From umbrellas to gazebos, flexibility is the byword of modern-day shade systems
Story: Rebecca Calvert
All winter, summer enthusiasts wait for the heat to arrive so they can enjoy the outdoors. But without adequate shade the blazing summer elements can make your outdoor areas just as inhospitable as they are during the coldest weather. There is a vast choice when it comes to shade so before summer arrives, take this opportunity to think about your lifestyle needs and install some shade in your backyard so you can enjoy every moment outdoors.
Once a cumbersome nuisance, umbrellas have evolved into a sleek and sturdy must-have for outdoor areas. Best used where shade is only required occasionally, umbrellas are versatile as they can be re-positioned to block the changing position of the sun or removed altogether.
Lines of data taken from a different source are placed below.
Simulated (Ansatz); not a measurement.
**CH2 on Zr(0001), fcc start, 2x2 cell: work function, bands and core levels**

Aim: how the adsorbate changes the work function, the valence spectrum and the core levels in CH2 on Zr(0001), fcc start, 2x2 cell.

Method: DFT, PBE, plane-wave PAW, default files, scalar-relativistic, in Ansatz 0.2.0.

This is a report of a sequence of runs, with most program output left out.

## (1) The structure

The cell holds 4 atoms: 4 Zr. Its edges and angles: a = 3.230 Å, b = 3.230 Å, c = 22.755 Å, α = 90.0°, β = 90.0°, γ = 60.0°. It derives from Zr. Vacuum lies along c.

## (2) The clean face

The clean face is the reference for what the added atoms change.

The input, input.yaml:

The most common types of shade umbrellas include:
• Centre pole: The most traditional type of umbrella, a central pole supports the weight of the canopy with several arms extending from the pole to the edges. It’s generally manoeuvrable and stabilised with a heavy base.
• Crank and tilt: This type of umbrella is similar to the centre pole umbrella but has the added function of a crank apparatus, allowing the canopy to be set at any angle to block the sun.
• Side post/cantilever: The umbrella canopy is supported by a post that is located next to it and holds the fabric from the top rather than from underneath. This allows more room underneath the umbrella and is fitting for alfresco dining and to shade swimming pools.
• Pavilion: This is a square umbrella with a post supporting each corner. It gives shade dwellers more room to move as there is no centre pole but generally needs to sit on level ground.
Materials used in umbrella sails include canvas, shadecloth or PVC. Canvas will effectively block out the sun but will need to be treated to make it waterproof. Shadecloth is water-resistant but not completely waterproof and can block up to 90 per cent of UV rays, while PVC will provide complete protection from all sun and water. To prolong the life of your umbrella, it’s recommended to collapse it and place in a protected area when not in use.
Shade sails have become popular in areas where a large amount of shade is required, such as public swimming pools, commercial alfresco areas and people with large backyards. The beauty of the shade sail is that only one sail is required to provide cover for a large area rather than having to use many umbrellas. However, even though the actual sail can be removed the supporting posts are fixed, which doesn’t allow manoeuvrability.
Shade sails are stretched between different height fixing posts to give the sail its distinctive twisting shape and to prevent water gathering on top of the sail. Commonly made in a rectangular or triangular shape, using shadecloth or PVC, shade sails can be custom-made to suit your shade requirements.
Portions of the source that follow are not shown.